Sunday, October 09, 2005

Deprivation of US & NJ Right of Confrontation because Trial Court Barred Defense from Cross-Examining Prosecution Witness about Polygraph Test Results

State v. Castagna, 376 N.J. Super. 323, 870 A.2d 653 (April 12, 2005), cert. granted, 185 N.J. 35, 878 A.2d 852, (July 7, 2005):
Our decision to reverse is based on an erroneous legal ruling that operated to deprive all three defendants of their right to confront the witnesses against them, as guaranteed by the Sixth Amendment of the Constitution of the United States, as applied to the states by the provisions of the Fourteenth Amendment, and as independently embodied in Article I, Paragraph 10 of the New Jersey Constitution. This constitutional deprivation came about when the trial court precluded defense counsel from cross-examining a key prosecution witness on the results of a stipulated polygraph examination, because these defendants were not parties to the stipulation.
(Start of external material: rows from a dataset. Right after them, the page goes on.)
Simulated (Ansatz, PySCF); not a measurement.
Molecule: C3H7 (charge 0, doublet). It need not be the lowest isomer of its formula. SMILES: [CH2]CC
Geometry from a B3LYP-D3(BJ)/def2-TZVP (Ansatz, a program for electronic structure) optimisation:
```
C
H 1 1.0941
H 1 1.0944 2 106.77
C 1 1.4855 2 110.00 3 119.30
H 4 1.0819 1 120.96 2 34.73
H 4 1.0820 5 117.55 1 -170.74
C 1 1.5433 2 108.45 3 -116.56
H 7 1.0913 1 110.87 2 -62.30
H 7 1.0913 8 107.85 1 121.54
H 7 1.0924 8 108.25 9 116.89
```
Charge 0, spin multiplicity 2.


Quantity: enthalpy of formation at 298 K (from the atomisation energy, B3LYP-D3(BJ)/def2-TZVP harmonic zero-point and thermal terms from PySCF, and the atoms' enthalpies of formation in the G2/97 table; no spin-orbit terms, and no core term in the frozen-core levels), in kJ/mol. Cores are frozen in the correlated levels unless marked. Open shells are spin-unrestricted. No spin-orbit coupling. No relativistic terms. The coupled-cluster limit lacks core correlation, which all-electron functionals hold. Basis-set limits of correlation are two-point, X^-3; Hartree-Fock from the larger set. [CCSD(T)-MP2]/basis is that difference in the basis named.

We hold that when the State enters into an agreement with a witness, stipulating to the admissibility of the results of that witness's polygraph examination, a defendant has a constitutional right to confront that witness, in cross-examination, with the results of the polygraph, as a means of impeaching that witness's credibility. As a matter of fundamental fairness, we also hold that, under these circumstances, the State is precluded from disavowing the reliability of the polygraph results.